Shining a spotlight on the rampant misogyny, greed and outright debauchery that had infiltrated and subsequently shaped the modern American economic system, Scorsese was able to make The Wolf of Wall Street a hugely enjoyable and bombastic ride that simultaneously taught its audiences about the innate problems of the finance industry. Like the best cinema, it balanced entertainment and education harmoniously.

It’s unsurprising, then, that the legendary director is particularly interested in how movies can spread disinformation – particularly how some can utilise and appropriate the medium for propaganda. Using the 1935 German movie Triumph of the Will as a famous example, Scorsese reveals how “propaganda can cut any way you want it to”. Bathed in optimism and bravery, Leni Riefenstahl’s movie cuts together 60 hours worth of four days of the 1934 Nuremberg Rally.

It depicts a nation of devoted and unwaveringly patriotic Germans, buoyant with hope and love for their leader, ecstatic as Adolf Hitler emerges from a plane like an angel descended from heaven to bring the people of Germany to new and unimagined levels of glory. Replete with tears of joy, thousands of arms raised in a Nazi salute, and implementing genuinely innovative filmmaking techniques, it’s regarded as one of the most potent works of movie propaganda ever. In retrospect, it’s chilling.
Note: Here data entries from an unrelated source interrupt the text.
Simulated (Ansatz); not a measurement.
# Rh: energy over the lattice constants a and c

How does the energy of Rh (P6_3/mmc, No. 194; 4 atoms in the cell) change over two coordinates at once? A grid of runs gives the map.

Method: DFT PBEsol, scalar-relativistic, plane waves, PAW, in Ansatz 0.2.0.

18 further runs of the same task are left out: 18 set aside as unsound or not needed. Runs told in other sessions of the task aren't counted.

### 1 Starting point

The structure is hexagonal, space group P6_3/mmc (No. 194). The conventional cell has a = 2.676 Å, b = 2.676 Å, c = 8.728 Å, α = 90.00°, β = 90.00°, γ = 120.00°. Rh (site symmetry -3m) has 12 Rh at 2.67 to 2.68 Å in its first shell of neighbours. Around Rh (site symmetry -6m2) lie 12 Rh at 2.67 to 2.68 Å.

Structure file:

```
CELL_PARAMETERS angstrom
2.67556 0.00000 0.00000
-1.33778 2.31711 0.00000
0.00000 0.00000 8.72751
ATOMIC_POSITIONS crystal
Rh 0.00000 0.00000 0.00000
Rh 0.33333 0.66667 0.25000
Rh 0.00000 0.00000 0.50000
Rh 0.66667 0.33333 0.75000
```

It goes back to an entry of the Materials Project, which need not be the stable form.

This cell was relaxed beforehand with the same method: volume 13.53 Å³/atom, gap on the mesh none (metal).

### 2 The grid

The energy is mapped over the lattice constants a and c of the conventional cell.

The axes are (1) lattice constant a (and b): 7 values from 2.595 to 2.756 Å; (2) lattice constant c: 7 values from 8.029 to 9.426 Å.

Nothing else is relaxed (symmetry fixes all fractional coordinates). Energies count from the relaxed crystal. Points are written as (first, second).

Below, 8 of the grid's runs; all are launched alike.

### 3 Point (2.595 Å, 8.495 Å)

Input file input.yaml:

In 2007, speaking to Raffaele Donato, Scorsese explained how the propaganda medium had evolved. “We have propaganda here in America every day. CNN news has become propaganda. It’s in the choice of news stories they’ve chosen to tell. It’s in the camera placement: five feet to the left, you have a whole different story. Point the camera in a different direction, and you’re telling the story of the peasant who’s walking by, as opposed to the politician using the landscape as a backdrop. That’s why campaign teams have pre-designed camera angles.”

He continued, explaining, “You can’t trust anything you see on TV. The question is, are people aware of it? Have they figured it out? I don’t know. The problem is that it’s all about entertainment. So now we have 400 channels of entertainment— great. This has been the case for many years now, and it’s only getting worse.”